The Art Show which displays the holdings of over sixty members of the prestigious Art Dealers Association of America and provides a convenient annual testing of art market conditions, is now in its sixth year and is an established landmark on the New York art world calender.
The show did well in its first years, slipped badly in the early 1990s but began to recover in 1993. This year, during the fair’s 24-28 February run at the Park Avenue Armory, the recession seemed only a dim memory. The quality of offerings was particularly high and show director O. Kelley Anderson reports that fifty-eight out of sixty-one participating dealers did business.
Although bad weather probably kept some viewers away (attendance slipped about 19% from last year to 12,215), dealers say that determined collectors from all over America and a number of European countries—unlike last year’s more local audience—were ready to buy.
“These are serious collectors”, says Donald Morris, a dealer with premises in Detroit and New York, of this year’s Art Show visitor type, “not people looking to be entertained for an afternoon”. Mr Morris sold eleven works of art, including five pieces of African art, and “The Beard”, a drawing by Jean Dubuffet. “I could have sold it five times”, he reports.
Two works by Dubuffet including “Cow with Beautiful Teats” (one of only sixteen cow pictures by the artist) were sold by New York/California dealer Stephen Hahn, who had filled his impressive booth solely with Dubuffet’s work. Both sales are reported to be over $1 million.

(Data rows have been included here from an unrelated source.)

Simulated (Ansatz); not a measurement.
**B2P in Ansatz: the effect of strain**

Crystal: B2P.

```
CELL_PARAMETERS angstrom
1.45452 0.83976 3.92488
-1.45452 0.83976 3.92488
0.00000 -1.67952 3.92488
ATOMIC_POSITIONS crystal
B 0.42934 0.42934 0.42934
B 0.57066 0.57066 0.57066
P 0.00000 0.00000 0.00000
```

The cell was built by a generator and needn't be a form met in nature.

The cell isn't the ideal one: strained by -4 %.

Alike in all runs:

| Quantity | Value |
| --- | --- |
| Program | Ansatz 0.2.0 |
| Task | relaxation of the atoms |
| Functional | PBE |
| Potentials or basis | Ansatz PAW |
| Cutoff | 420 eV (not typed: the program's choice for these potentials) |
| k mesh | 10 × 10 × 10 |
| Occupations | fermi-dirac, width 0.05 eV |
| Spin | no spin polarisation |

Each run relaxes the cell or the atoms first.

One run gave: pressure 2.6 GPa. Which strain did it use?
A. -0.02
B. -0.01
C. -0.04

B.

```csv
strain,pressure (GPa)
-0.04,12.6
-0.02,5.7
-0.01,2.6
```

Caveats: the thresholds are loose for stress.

William Beadleston Inc, the New York private dealer, showed only the works of Alexander Calder, and did equally well, selling at least three, including “Little Black Flower”, a 1944 mobile, at “around $200,000”. Some works were so sought after that Beadleston was asked by a disappointed latecomer to offer the buyer a profit on another Calder sold the first evening. Among the many works on paper sold was New York dealer Jason McCoy’s “The Kiss”, a Brancusi drawing of 1935 at “between $50-100,000”. Leonard Hutton Gallery’s five sales included two gouaches by Giacomo Balla in the same price range, and “Helene”, a watercolour by Alexej Jawlensky, at closer to $100,000”.
“Harlequinade”, a painting of 1912 by Albert Bloch, was sold for “over $200,000” by Lafayette Park Gallery, newcomers to the show, who expressed some surprise at the positive response to “a booth so focused on German Expressionism”, but at this Art Show, nineteenth- and twentieth-century works in every category seemed to find buyers. Richard Gray sold two works by a young artist called David Klaman (under $50,000 each) to New York’s Metropolitan Museum of Art; New York dealer James Goodman sold a major Tom Wesselmann painting (price not disclosed), and Fraenkel Gallery, San Francisco photography dealers, sold “more than we can count”, from rare vintage works to contemporary photographs, “at all price levels up to about $70,000”.
Old Masters, however, did not sell. All of last year’s exhibitors in that category, including Guy Sainty, Richard Feigen, Rosenberg & Stiebel and Otto Naumann Ltd were absent, and Agnew’s showed only modern British art. None of these dealers had ever done much business at the Show which is, in fact, largely, geared to the twentieth century.
“The mechanism by which people become members of the Art Dealers Association of America tends to exclude Old Master dealers”, says Guy Sainty. Many of course, are not American at all. “You need a strong concentration of work in any area to attract people”, says Richard Feigen, who has advocated alternating Art Shows of contemporary and “classic” art with non-ADAA “guest” exhibitors participating. Mr Feigen recently resigned from the Art Dealers Association of America for “unrelated” reasons).
He points out that the Art Show will now lose its New York “premium” art fair monopoly with the advent of the International Fine Art Fair.